All 21 cases passing. Full suite: 402 pass, no regressions.

Cost shape

A complete audit invokes the runner once. End-to-end cost:

Stage Per-iteration cost Iterations Subtotal
A: Profile ~$0.03 1 $0.03
B: Catalog ~$0.19 3 $0.57
C: Synthesize $0 3 $0
D: Validate $0 3 $0
E: Investigate ~$1.90 3 $5.76
F: Deepen ~$0.25 3 $0.75
G: Report ~$0.15 1 $0.15
Total ~$7.30

At neutral tier mix, on an 80-question/round engagement.

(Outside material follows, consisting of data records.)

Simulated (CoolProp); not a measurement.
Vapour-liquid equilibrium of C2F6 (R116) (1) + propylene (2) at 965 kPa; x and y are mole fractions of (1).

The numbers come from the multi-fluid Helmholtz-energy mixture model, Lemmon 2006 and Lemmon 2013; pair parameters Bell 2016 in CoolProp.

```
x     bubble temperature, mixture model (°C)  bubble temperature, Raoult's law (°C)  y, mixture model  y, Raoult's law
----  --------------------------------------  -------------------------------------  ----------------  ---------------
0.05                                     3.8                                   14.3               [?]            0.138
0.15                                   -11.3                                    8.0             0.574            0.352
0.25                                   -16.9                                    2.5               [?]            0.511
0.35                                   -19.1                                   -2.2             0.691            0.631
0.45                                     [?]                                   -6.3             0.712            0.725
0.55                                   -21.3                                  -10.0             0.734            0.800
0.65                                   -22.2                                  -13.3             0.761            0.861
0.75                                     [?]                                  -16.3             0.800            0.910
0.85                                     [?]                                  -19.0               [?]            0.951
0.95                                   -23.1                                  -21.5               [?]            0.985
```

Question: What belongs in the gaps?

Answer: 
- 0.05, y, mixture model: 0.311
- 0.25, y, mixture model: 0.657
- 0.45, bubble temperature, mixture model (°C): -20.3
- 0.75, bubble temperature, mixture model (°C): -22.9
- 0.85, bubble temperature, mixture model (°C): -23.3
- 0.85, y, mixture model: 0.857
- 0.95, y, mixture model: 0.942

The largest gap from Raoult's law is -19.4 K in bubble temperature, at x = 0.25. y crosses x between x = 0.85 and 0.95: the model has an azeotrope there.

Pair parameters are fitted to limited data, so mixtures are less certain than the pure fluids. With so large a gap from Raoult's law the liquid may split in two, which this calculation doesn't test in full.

Known limits / future work

  • No resume support yet. A crashed run loses progress. Engagement state transitions persist, but in-progress iteration state doesn't. Resume is a Phase 2 feature once we know the actual failure modes.
  • No SSE plumbing yet. Runner emits events to a ProgressSink callback; main.py needs an SSE endpoint that converts these to server-sent events. Lands when the REST surface is built.
  • Convergence is conservative. Default thresholds favor running more rounds. Real-corpus dogfooding will inform tuning.
  • Stage G failure leaves no deliverable. Could fall back to a minimal text-only summary. v2 hardening.
  • No per-iteration cost cap. A runaway iteration could consume most of the engagement budget before convergence kicks in. The Stage E budget governor catches it eventually but a per-iteration soft cap would be safer.